From The Nation
Dated Tuesday August 2
Republican Wilding
By Robert Borosage
Congress and the President went home this week with the President on a roll. President Bush noted that "we got a lot done." The Republican spin machine cranked into full gear celebrating the President's leadership and triumphs. This provides "verification that this is a governing party," said House Republican whip Roy Blunt, with evident relief. But governing for what? What is apparent is that the more the President and the conservative majority in Congress win, the more the nation loses.
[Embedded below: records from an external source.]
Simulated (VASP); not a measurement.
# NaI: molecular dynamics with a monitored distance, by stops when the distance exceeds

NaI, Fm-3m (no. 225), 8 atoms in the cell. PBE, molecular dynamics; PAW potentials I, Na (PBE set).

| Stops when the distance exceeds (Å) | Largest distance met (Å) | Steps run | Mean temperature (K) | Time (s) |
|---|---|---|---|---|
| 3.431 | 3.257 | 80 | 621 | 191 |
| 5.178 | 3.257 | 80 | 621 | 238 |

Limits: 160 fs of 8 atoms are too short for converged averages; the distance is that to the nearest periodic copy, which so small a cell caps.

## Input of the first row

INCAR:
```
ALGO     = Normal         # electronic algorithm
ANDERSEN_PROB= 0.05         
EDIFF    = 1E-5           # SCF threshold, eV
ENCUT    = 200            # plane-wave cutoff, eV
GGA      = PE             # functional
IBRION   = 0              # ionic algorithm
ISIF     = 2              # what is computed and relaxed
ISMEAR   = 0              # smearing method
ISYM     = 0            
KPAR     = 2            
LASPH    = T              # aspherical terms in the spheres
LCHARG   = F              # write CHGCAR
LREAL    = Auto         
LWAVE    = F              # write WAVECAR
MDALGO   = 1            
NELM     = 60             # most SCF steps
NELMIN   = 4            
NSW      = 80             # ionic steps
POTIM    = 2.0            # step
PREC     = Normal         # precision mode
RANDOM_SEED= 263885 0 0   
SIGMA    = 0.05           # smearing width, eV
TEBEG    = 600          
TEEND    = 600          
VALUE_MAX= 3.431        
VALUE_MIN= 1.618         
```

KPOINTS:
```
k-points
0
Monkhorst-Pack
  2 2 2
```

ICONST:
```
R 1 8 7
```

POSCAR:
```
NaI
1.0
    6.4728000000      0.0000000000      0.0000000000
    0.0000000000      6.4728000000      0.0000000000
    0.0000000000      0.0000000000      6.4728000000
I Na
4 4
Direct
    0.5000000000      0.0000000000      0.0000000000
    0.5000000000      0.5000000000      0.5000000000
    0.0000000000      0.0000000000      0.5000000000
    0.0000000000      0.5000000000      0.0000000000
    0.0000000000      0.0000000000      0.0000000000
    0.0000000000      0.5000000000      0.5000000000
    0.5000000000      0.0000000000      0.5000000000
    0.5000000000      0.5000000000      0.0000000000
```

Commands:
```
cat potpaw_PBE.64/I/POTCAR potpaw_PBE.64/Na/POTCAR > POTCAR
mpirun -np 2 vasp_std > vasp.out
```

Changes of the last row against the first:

In the last week, Republicans voted in virtual lockstep for the following national priorities: (1) to give billions of taxpayer money to big oil companies, already wallowing in record profits, while doing nothing to reduce our dependence on foreign oil; (2) to extend to Central America the trade policies that have racked up the largest trade deficits in the annals of history; and (3) to weaken the cop on the corporate beat even as the corporate crime wave is still being uncovered. That's in addition to the bridge to nowhere in Alaska and the dam over the dry creek in Mississippi that is business as usual in the Congress.
These triumphs trumpet the utter bankruptcy of Bush's leadership and the right's agenda. They insure the continued flow of corporate contributions to Republican coffers, even as they abandon the national interest. The 1,724-page energy bill, with corporate tax breaks of $14.5 billion over ten years, will admittedly do nothing to reduce our dependence on foreign oil, redress global warming or even lower gas prices. We will pay a growing price for the President's failure to lead a concerted national drive for energy independence, investing in renewable energy and energy efficiency that could lower our trade deficits, clean our air and create good jobs while capturing what must be the growing green markets of the future.